SLO Frequently Asked Questions
The main difference between SLO statements and course objectives is that SLO statements demonstrate an overarching understanding or application of a core aspect of the course, while objectives are the small pieces of subject matter that build-up to the broader SLO.
SLOs should be “regularly assessed” as part of the instructional cycle, and the Faculty Senate at Cerritos College voted in March 2022 to define regular assessment as follows based on the recommendations of the SLO subcommittee’s recommendation. Please check with your department chair to verify.
Faculty Senate approved at three-year SLO cycle where every course SLO must be assessed and analyzed at least once.
- How best to utilize the three years is left to the program/department.
- Programs must develop and document their three-year plan in their strategic planning and program review reports.
- All plans must:
- Develop, modify, or review course, certificate/degree, and program SLOs
- Design and create an assessment plan for course SLOs
- Conduct an assessment(s) of course SLOs
- Input assessment results into eLumen
- Discuss and analyze data from assessments
- Determine and document any refinements(action plan)to the program based on SLO data into eLumen (e.g., changes to curriculum, pedagogy, assessment strategy, etc.)
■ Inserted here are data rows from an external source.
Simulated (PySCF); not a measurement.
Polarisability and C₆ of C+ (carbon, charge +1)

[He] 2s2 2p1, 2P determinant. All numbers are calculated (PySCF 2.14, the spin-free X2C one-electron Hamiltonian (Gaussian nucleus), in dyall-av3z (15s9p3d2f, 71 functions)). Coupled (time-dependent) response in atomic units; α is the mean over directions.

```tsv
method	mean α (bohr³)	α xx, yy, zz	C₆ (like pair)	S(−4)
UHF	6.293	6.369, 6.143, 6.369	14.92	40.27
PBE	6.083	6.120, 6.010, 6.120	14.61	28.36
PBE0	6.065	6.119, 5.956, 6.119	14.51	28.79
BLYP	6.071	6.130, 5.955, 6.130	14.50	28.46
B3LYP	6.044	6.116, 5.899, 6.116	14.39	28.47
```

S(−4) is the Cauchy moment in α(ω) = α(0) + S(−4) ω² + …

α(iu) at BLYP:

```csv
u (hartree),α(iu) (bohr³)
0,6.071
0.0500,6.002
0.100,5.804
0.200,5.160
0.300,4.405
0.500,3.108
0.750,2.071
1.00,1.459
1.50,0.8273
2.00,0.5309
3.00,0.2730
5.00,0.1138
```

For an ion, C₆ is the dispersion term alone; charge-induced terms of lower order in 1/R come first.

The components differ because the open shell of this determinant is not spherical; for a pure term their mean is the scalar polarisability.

- The Senate SLO Committee highly recommends all programs work toward the goal of evaluating every course SLO for each course section offered and review their course SLO data annually as part of their unit/ strategic planning.
CSLOs stand are Course Learning outcomes for a course, PSLOs are Program Student Learning Outcomes, and ISLOs are Institutional Learning Outcomes.
At Cerritos College, all CSLO assessment must be documented in eLumen where it is mapped to PSLOs and ISLOs. In eLumen, this data can also be disaggregated, posted publicly and populated to Institutional Program Review. For instructions please refer to this form.
Because the calculation of a course grade often involves a combination of various information sources that include data unrelated to the SLO (i.e., punctuality, participation, assessments of other objectives), the course grade does not directly represent the student’s achievement of the SLO. This weakens the validity of the overall course grade as a measure of an individual SLO because appropriate evidence to support the interpretation of the course grade for its intended use as an SLO achievement measure cannot be adequately established. Therefore, course final grades cannot be used as SLO measures. However, individual assessments and grades within a class ideally should be linked to specific SLOs. In Canvas, instructors can link rubrics for assignments to individual SLOs for a class through “Outcomes.”
At Cerritos College, we value student engagement in the SLO process to center learning (not just grades) as a focus for courses, so it is helpful for students to see the clear connection between an assignment/ assessment and a learning outcome.
In addition to connecting a learning outcome to an assignment or test, faculty can also use student presentations, portfolios or other high-impact practices (HIP) to assess student learning. SLO assessment should be done as part of summative assessment at the end of the instructional cycle.
While faculty may use Canvas to monitor and assess CSLOs, there are several reasons, these result need to be posted in eLumen. Canvas is not public, so reports can not be run and shared using Canvas. Furthermore, CSLO templates must be created from the official SLOs in the COR in eLumen, and SLO results are automatically populate into the Institutional Program review report in eLumen.